Get Started with CryoSPARC: Introductory Tutorial (≤v3.3)
In this tutorial, we will process a small dataset from movies to reconstructed density map. If you are new to data processing in CryoSPARC, we highly recommend following along!
Last updated
In this tutorial, we will process a small dataset from movies to reconstructed density map. If you are new to data processing in CryoSPARC, we highly recommend following along!
Last updated
The information in this section applies to CryoSPARC ≤v3.3. For CryoSPARC v4.0+, please see: Get Started with CryoSPARC: Introductory Tutorial (v4.0+)
We recommend starting off with the T20S Tutorial to become familiar with the workflow in CryoSPARC. This dataset is a subset of 20 movies from the EMPIAR-10025 T20S Proteasome dataset. While not a representative example of the complexity of most cryo-EM projects today, it is a good way to become familiar with the interface and software features and to learn how CryoSPARC organizes jobs and projects.
For a refresher on the interface, projects and jobs, please see the User Interface and Usage Guide.

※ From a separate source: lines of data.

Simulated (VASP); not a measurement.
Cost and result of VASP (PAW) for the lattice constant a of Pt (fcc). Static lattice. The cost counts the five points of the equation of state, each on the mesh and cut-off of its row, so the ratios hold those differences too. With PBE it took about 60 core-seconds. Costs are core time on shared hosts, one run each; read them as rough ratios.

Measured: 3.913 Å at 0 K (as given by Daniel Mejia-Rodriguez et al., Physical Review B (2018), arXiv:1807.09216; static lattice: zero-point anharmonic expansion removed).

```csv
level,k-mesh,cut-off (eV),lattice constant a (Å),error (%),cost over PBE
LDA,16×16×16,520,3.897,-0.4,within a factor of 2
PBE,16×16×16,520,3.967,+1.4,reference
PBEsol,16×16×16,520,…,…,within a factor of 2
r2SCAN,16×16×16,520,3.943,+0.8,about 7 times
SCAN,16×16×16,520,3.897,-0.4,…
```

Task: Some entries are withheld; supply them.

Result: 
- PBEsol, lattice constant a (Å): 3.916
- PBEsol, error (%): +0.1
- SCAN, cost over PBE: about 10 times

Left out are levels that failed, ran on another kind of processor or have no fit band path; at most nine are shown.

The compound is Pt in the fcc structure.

Overview of processing the T20S dataset from raw movie data to a high-resolution 3D structure.
The Dashboard provides at-a-glance information on your Projects, Workspaces and status of Jobs. It also shows the change log for new versions of CryoSPARC. The header and footer contain links to Projects view, Workspaces, the Resource Manager and the identity of the current user.
CryoSPARC organizes your workflow by Project, e.g, P1, P2, etc. Projects contain one or more Workspaces, which in turn house Jobs.
Projects are strict divisions. Files and jobs from different projects are stored in dedicated project directories and jobs cannot be connected from one project to another.
Workspaces are soft divisions, and allow for logical separation of jobs and workflows so they can be more easily managed in a large project. Jobs may be connected across workspaces and each job may belong to more than one Workspace.
Navigate to the Projects view by clicking on the drawer icon in the header, or from the Projects button in the footer:
To create a project, press the n
key or click the "+ Add" button in the header. A dialog window appears to enter new project details.
Enter a project Title and browse for a location for the associated Project directory with the File Browser. The project directory should already exist. CryoSPARC populates it with job directories as you create jobs. All files associated with the project will be stored inside the selected project directory. You may also enter a Description for your project.
Click "Create". The new project now appears on the Projects page.
Use Workspaces to organize or separate portions of the cryo-EM workflow for convenience or experimentation. Create at least one Workspace within a Project before running a Job.
Select the project number (e.g., "P67") to open the Project.
Alternatively, select the Projects drop-down in the header. This opens a searchable list of all Projects associated with your user account. Select an entry to open the associated project.
Create a New Workspace with the "+ Add" button in the header or press N
on your keyboard. Alternatively, select New Workspace
from the Project Details panel on the right side of the screen. Set a Title (may be changed later) and optionally a description.
Click "Create". This will create the new Workspace.
Log in to the machine where CryoSPARC is installed via command-line.
Navigate to or create a directory into which to download the test dataset (approx. 8 GB). This location should have read permissions for the linux user account running CryoSPARC.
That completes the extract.